The relative political calm that has prevailed across the Atlantic this year is being tested by an ambitious U.S. effort to remake NATO into a global security organization able to go anywhere and do much more than fight wars.
Sparring behind closed doors is under way over the sites and the agendas for alliance summits in 2006 and 2008 that could become essential components of President Bush's legacy in foreign affairs. The tactical arguments are precursors of a great strategic debate that lies ahead over the nature of global power in the 21st century.
This debate, if handled correctly, could enhance rather than damage allied unity. It encompasses the recent bitter trans-Atlantic differences over the war in Iraq, which have been put aside for the moment. But the discussion to come must be far broader than Iraq, since it involves an underlying conflict over the direction of history as well as the direction of NATO.
Outwardly, trans-Atlantic relations have improved substantially. A new German government that does not owe its electoral legitimacy to opposing Bush's policies has taken power in Berlin. France's drive to limit U.S. hegemony abroad has been weakened by internal upheaval and its political problems. Secretary of State Condoleezza Rice has turned U.S. sniping at the European Union's negotiations with Iran over nuclear arms into meaningful support for that effort.
But the Bush national security team continues to see a world that is being swept by radical changes that must be mastered and channeled, while many in Europe see a world standing still – that is, possessing a rough strategic equilibrium that must be maintained through gradual evolution.
Structurally, this difference shows up in the implicit creation of an alliance within the alliance: Bush's America, Tony Blair's Britain, Silvio Berlusconi's Italy, and the formerly Soviet-occupied lands of Central Europe and the Baltics that have deployed troops to Iraq. They constitute a politically coherent group committed to advancing democratic freedoms abroad, through military means if necessary.
But the former Soviet satellites once famously identified by Defense Secretary Donald Rumsfeld as "New Europe" have relatively less to offer in manpower and hardware for the alliance's military missions, even if their own recent enslavement makes them more eager to take part in those endeavors.
While their electorates resist committing resources to military spending, France and Germany nonetheless contribute forces through NATO to the pacification efforts in Afghanistan and to the alliance's new Rapid Reaction Force in much greater numbers than can New Europe.
Resolving the emerging cleavage between mission affinity and mission capability within the alliance is the key task facing the Bush administration as Washington begins to plan the president's final two outings on the NATO summit stage. These gatherings can be the keys to redefining and revitalizing NATO for the future, or consigning it to history along with the Cold War that created the organization.
The White House supports Latvia's bid to host the 2006 gathering at a date still to be determined. Some European capitals want the meeting sited at NATO headquarters in Brussels instead, to avoid risking Russian displeasure and reaction over a NATO summit being held in a former Soviet republic.

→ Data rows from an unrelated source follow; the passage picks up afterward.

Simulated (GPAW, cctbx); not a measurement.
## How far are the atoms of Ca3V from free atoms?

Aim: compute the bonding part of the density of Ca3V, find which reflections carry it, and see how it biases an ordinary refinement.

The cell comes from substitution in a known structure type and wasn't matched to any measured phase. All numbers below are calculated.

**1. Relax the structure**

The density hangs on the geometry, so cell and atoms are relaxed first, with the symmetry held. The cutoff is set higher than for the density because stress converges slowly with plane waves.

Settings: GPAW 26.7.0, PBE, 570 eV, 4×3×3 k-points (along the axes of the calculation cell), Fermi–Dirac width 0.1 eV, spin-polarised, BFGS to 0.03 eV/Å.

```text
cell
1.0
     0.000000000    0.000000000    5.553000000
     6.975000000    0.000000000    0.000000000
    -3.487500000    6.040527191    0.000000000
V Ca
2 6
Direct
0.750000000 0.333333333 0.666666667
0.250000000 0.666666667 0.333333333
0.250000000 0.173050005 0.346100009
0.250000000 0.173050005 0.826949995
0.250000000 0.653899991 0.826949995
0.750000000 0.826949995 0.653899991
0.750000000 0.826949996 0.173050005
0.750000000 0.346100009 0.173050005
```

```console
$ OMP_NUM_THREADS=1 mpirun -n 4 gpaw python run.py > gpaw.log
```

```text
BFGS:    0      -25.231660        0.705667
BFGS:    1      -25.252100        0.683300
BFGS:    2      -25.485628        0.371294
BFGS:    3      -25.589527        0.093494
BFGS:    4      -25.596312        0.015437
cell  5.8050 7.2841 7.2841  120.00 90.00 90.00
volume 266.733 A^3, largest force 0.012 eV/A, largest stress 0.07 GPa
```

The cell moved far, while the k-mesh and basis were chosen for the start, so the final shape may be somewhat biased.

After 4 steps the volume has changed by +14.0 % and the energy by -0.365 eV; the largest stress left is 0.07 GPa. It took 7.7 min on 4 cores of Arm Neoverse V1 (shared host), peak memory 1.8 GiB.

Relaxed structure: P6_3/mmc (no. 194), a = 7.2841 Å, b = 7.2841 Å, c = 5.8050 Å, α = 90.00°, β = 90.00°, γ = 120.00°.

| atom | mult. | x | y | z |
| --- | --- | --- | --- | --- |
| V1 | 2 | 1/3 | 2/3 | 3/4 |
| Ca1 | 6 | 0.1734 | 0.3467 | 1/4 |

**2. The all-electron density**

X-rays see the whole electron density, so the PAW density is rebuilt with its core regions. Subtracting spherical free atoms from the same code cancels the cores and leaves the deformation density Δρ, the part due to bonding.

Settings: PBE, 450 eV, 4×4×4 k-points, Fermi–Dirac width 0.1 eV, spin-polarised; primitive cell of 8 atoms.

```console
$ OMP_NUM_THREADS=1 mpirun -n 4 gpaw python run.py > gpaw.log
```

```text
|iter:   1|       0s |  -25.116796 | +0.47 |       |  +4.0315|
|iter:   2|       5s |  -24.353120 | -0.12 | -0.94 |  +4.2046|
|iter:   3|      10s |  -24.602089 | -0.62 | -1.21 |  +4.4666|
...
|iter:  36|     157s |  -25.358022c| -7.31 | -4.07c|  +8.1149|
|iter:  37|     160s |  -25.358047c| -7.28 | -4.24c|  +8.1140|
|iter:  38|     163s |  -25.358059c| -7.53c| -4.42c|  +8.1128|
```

There is also concern among European diplomats about an American push to use the 2006 summit as a moment of "transformation" for NATO into a global alliance that can take on large-scale humanitarian, reconstruction and peace-building missions around the world, rather than remaining close to its original purpose of the collective defense of Europe.
A glimpse of one possible mission for new NATO came in September when the fledgling Rapid Reaction Force ferried symbolic relief (10 tons of cots, tents and other supplies donated by the Czech Republic) to victims of Hurricane Katrina. Then in October, the force mounted a much larger emergency air bridge to move 2,000 tons of supplies and 300 NATO troops to help earthquake victims in Pakistan and Kashmir.
Old Europeans may grumble that NATO should not be turned into the Red Cross – that the alliance's redefinition should not become endlessly elastic. But Europe must then offer its own concepts for an effective new alliance that contributes to global security, rather than one that stands still and complains about American unilateralism.
That in turn should force the Bush administration to treat trans-Atlantic differences not as a simple matter of political will – of some alliance members having it and others not – but as a matter of necessity to base a new NATO on a new common program that brings clear benefits to all 26 current members.